Talk about a coincidence. We have a sportswriter that tried out as a kicker for the Denver Broncos on last week's Scuttlecasts and how he was called "Martin Grammatica's dad" by Denver players...and look who ended up with the fate of the game on his toe.
Though it didn't have to be so. Coach Sean Payton should pull his best Tony D'Amato, because despite the 502 total yards, this game was decided by a matter of inches. They needed just inches to score a touchdown at the end of the half and just inches more to get a first down in the fourth. They didn't. As a result, Martin Grammatica missed two field goals by inches.
But, as always, let's look first at what went right this game:
Drew Brees. Drew Brees. Drew Brees. Oh and this other thing. I think his name is Drew Brees. The man was 39-of-48 for 421 yards, a touchdown and a 110.2 passer rating. He was making throws all over the field and nine different players had at least two catches for the Saints. It is not that far-fetched to think that Drew Brees is in the top-three when it comes to quarterbacks in the NFL this season. Unfortunately, that doesn't change the fact that Brees still has never won in Denver.
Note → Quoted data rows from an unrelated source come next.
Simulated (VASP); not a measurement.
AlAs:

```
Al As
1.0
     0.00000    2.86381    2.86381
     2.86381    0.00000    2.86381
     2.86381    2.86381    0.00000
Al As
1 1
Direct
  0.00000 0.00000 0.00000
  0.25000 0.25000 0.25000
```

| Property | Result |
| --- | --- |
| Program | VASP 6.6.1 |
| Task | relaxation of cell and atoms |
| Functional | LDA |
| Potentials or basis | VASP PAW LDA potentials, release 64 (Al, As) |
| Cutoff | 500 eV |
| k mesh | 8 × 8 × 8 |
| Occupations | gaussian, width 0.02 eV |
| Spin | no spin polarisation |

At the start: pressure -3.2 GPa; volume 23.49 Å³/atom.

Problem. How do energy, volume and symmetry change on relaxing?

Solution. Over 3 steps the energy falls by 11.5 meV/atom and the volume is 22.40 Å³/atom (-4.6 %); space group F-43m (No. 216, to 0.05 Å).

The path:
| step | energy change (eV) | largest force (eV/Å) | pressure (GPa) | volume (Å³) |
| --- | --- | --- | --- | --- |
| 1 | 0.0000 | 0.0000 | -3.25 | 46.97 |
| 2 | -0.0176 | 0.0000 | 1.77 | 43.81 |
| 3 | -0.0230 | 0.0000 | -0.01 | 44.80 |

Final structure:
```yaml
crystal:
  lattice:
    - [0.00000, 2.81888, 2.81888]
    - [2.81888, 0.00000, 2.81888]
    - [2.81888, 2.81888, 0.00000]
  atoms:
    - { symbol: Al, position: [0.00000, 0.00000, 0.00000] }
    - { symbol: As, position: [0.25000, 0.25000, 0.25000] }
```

Reggie Bush. Reggie Bush. Reggie Bu-OK, you get the idea. Doubters and those who used to say "Reggie Bust" are few and far between nowadays. Though losing is always painful, Saints fans can take solace in the fact that it does seem that they have the goods on offense to compete with anyone in the league. Ignoring that atrocious first-quarter, Reggie Bush was nothing short of spectacular yesterday. He had 158 yards from scrimmage plus one receiving touchdown and one rushing touchdown. Yet again, he was multi-dimensional and he couldn't be stopped. So why wasn't he in during all those short-yardage situations?
The Saints defense was not as bad it the stat book would have you think. Considering one of the Bronco's TD's came off a fumble recovery, they only let up 17 points after the first quarter. Also, when you consider the Mike McKenzie interception led to a touchdown, that the defense scored a safety and the Jason David fumble recovery put this team in a position to win at the end, it's hard to blame the defense for this one.
After being down 21-3 to open the game, the Saints rallied back and out-scored the Broncos 29-10 for two and a half quarters. Not too shabby.
As always, some video evidence of everything I just said:
And now onto the bad:
Like I said before, this game came down to just mere inches. The Saints had two opportunities within three feet to score at the end of the first half and it resulted in a Drew Brees fumble and Pierre Thomas getting stuffed. The Saints ended up getting a safety on the next play, but when the offense marched down field to get one more field goal at the half, Martin Grammatica missed by less than a foot.
On the flip side, the Broncos seemed to make all the plays the Saints could not. Jay Cutler's touchdown pass to Brandon Marshall being so close that the refs on the field called in incomplete before a challenge proved that he did get his feet inbounds. Also, if you take a second look at that Reggie Bush fumble and you'll notice he caused it himself after his arm collided with the Denver player's helmet.
20. That's the number of points the Saints left on the field in Denver. That includes the failed goal-line stand, both of Martin Grammatica's field goals and the Brees-to-Bush touchdown that was called back on a penalty. Suddenly that last missed field goal doesn't seem so huge.
The video evidence:
So what can you take away from this game? Well as much as Saints fans may want to blame the kicker (and boy, are there a lot of people putting it on him), I'd argue that the Saints should never have been in the position to win the game at that point in time. No, they should've won that game long before that. Say Drew Brees doesn't fumble that snap at the goal line and gets in for a touchdown. Or say he still fumbles but Sean Payton decides to kick a field goal on fourth down. Then the Saints would've tied the Broncos on their last touchdown with an extra point, not a two-point conversion.
Then there's the biggest question is why Pierre Thomas got the call on so many short yardage plays. There were the two plays at the goal line where he was stuffed at the end of the first half and, of course, the failed third-down conversion that left the Saints one yard short of a made field goal. Why was Deuce McCallister watching the whole time? Why not have Reggie Bush, who's proven to have a nose for the end zone, have a crack once or twice?